I replied to your post in my thread.. I have thought from your intial posts, that out sitchs are very similar ( as are a lot on here to be fair ) - but you still seem to be stuck in limbo IMO..

If you read Sandis post ( For Newcomer LBH with a wayward ) on Cadets list, she quotes

Originally Posted by Sandi
She has to suffer some type of loss (due to her decisions) in order to shake her from her fantasy fogC,



and as LH19 says, even if this ends the affair, it may not result in your R surviving..

Your WW has suffered no loss and looks like she doesnt care anyway. She is cake eating to the extreme and rolling over all in her path - You, your children, the men in her life.. She doesnt care.

These factors have probably resulted in even less respect for you. ( has she has shown ) - sorry to be blunt.

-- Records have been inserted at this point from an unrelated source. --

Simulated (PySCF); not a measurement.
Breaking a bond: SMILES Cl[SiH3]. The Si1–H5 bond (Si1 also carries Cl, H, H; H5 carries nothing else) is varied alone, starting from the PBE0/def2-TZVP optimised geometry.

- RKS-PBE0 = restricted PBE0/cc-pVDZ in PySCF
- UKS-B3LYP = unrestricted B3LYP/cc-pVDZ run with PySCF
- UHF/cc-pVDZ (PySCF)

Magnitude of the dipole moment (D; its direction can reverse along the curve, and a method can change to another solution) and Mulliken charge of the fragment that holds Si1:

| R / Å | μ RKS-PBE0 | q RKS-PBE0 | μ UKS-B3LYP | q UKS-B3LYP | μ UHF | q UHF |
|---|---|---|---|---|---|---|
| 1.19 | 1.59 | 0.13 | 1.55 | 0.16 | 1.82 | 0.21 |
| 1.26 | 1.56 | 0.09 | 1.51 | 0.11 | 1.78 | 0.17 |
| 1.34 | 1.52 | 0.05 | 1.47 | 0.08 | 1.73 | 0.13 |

Originally Posted by curtis7
my S8 said a few things that set me off. First, he said that mom is texting all the time when they are at her separation house. I can't stand them being neglected and plopped down in front of the TV when she is in smartphone fantasyland. He also told me the name of OM3. I did some research on him after downloading a free pseudo-background check app. Turns out he has a court record from a few years ago for domestic violence against a female. This made me concerned about the safety of my W and children. I'm debating whether to let WW know, but she has always told me that she's a big girl and can take care of herself. Second,



One of the vets on here posted recently that the site members are often logical and rational.

Your WW isnt thinking like that - her life / decissions and choices are 100% emotional. There is no logic to it. In your world 5 +5 =10. In her emotional state, anything goes and 5 + 5 will never equal 10.. Again, Sandi highlights this in her Newcomer post. Your WW probably wont care that OM3 has a record... Look at the media.. People fall for people with bad reputation and a violent past all the time. Convicted fellon Jeremy Meeks ended up with a billionairs daughter !!! I'm sure she wasnt thinking with logic when she jumped into bed with him, or bothered he had done time for assault.
Any decent father would worry about their children, but your WW wont appriciate you chipping it - you cant control it.

As for why - google "affair down" or "why do they affair down"... Affairing down is common.. Your WW isnt looking for a provider / nice guy.. She had it all but went WW... She now wants a lover... Regardless of the damage.


Previous username - Helpme123.. A name chosen at a desperate time..

Now Mr Brightside.. coming out of my cage, and doing just fine.